A Fresh Cup is Mike Gunderloy's software development weblog, covering Ruby on Rails and whatever else I find interesting in the universe of software. I'm a full-time software developer: most of my time in recent years has been spent writing Rails, though I've dabbled in many other things and like most people who have been writing code for decades I can learn new stuff as needed.

Currently I'm employed as the Vice President of Engineering at Faria Education Group. If you're interested in working with me, we're often hiring smart developers. Drop me a comment if you're interested or email MikeG1 [at] larkfarm.com.

Navigation
« Double Shot #415 | Main | Double Shot #414 »
Monday
Mar232009

Batting Clean-up

I've spent a lot of time over the past few years working with Rails projects that were written by other people. Sometimes I've come on as a subcontractor to an existing codebase, sometimes I've taken over when another developer got bored or fired, sometimes I've been asked to do a code review.

Over the course of these engagements I've come up with a strategy for getting up and running on a new-to-me Rails codebase quickly. There aren't any hard and fast rules; there are still a lot of variable factors. But overall, I find these guidelines useful:

Start in environment.rb and figure out which version of Rails the project needs. In my case, I'm working with everything from 1.1.6 to 2.3.2.1 at the moment, so using gem Rails is pretty much a non-starter. If a project doesn't have vendored Rails when I get it, it will as soon as I figure out what version it wants to see. If you do vendor Rails into a shared project where others are working with gems, don't forget to .gitignore vendor/rails.

Next I look at bringing the database up from scratch. If at all possible, I ask for a copy of a current production database to avoid doing this. If I can't get one, I'll start by running migrations, just to see whether the migrations have been maintained. If migrating from scratch blows up, there's always schema.rb.

Next comes searching the code for require to see if I can figure out what gems the project needs (in rare cases, there are gems specified via the gem.config route, but so far I'm not seeing much of that). I install and upgrade any gems I can see as required, and then try to actually run the project via script/server. Usually this fails a few times as I discover missing dependencies, but I like to give it a few tries so I can have the code up and running while I explore it.

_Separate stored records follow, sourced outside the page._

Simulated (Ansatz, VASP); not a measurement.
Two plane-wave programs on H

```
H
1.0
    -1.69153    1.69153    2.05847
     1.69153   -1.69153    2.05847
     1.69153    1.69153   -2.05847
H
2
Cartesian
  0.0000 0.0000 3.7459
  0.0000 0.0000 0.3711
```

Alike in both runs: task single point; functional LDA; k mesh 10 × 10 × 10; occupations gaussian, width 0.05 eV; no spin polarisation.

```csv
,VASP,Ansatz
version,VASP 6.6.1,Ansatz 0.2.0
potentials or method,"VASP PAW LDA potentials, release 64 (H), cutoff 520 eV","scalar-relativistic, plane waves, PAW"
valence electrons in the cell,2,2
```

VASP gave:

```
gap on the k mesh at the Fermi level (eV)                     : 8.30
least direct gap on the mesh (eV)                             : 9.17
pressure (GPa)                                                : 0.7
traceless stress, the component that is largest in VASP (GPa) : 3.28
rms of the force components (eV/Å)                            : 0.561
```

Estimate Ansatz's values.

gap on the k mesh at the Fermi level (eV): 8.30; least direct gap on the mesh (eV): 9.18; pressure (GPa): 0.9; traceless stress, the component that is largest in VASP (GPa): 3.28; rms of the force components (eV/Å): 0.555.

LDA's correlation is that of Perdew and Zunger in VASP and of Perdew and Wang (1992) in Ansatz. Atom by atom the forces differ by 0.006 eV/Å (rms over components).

I spend a few minutes exploring vendor/plugins to see what non-gem plugins the project depends on as well. If it's using any that I'm not familiar with, I check out the readme - assuming there is one.

With the app running, I turn to the MVC heart of things. Here, the models are my first stop. If there are a reasonable number of models (say, anything under about 30) I just start at the top and look at each one, making particular note of association declarations. I haven't found an automatic ERD tool for Rails that I like, so I use this information to sketch out an ERD by hand, sorting out how the major entities connect to each other.

Next for me is routes.rb. Looking at this file is usually a good way to judge the sophistication of the previous developers. It also gives me some URLs to try out on the running code to see what happens. After I understand the basic routing, I'll spend some time in controller code, looking to see if it seems unduly fat or otherwise confusing.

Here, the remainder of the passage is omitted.